One of the first available 16-bit microcomputers was the PSE Pacer, introduced in 1976. (NOT the contemporaneous AMC Pacer, though I knew someone who had one). My Retrochallenge project is to restore and reverse-engineer the Pacer, and time permitting, write some programs for it and/or build a higher-capacity memory board.
Project Support Engineering of Sunnyvale California sold the PACER in either kit or assembled form. It was one of the first 16-bit microcomputers, based on the National Semiconductor PACE 16-bit microprocessor. The PACER offered a calculator-style hexadecimal keyboard, and two four-character LED displays.

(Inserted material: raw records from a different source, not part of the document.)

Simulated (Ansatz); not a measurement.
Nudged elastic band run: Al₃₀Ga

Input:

The entry-level PACER has:
- unregulated linear power supply
- motherboard supporting up to 11 card slots, with only 3 edge connectors installed (but note that the power supply is not beefy enough to support more than a few additional cards)
- PACE CPU card
- user memory card
- 256 16-bit words (512 bytes) of static RAM, using four 2112 NMOS 256×4 static RAM chips
- optional expansion to 1024 16-bit words of static RAM
- optional expansion to
- front panel interface card with monitor firmware (2048 16-bit words of ROM) and 256 16-bit words of monitor scratchpad RAM
- front panel board with keyboard encoder and LED display drivers
There were several optional PACER boards, including a teletype interface.
There is a brief review of the PACER in National Semiconductor’s Compute Volume 2 Number 8.
I received the PACER without any documentation, and searches have turned up no documentation, hence my need to do some reverse-engineering.
I will put photos of the PACER in a flickr album.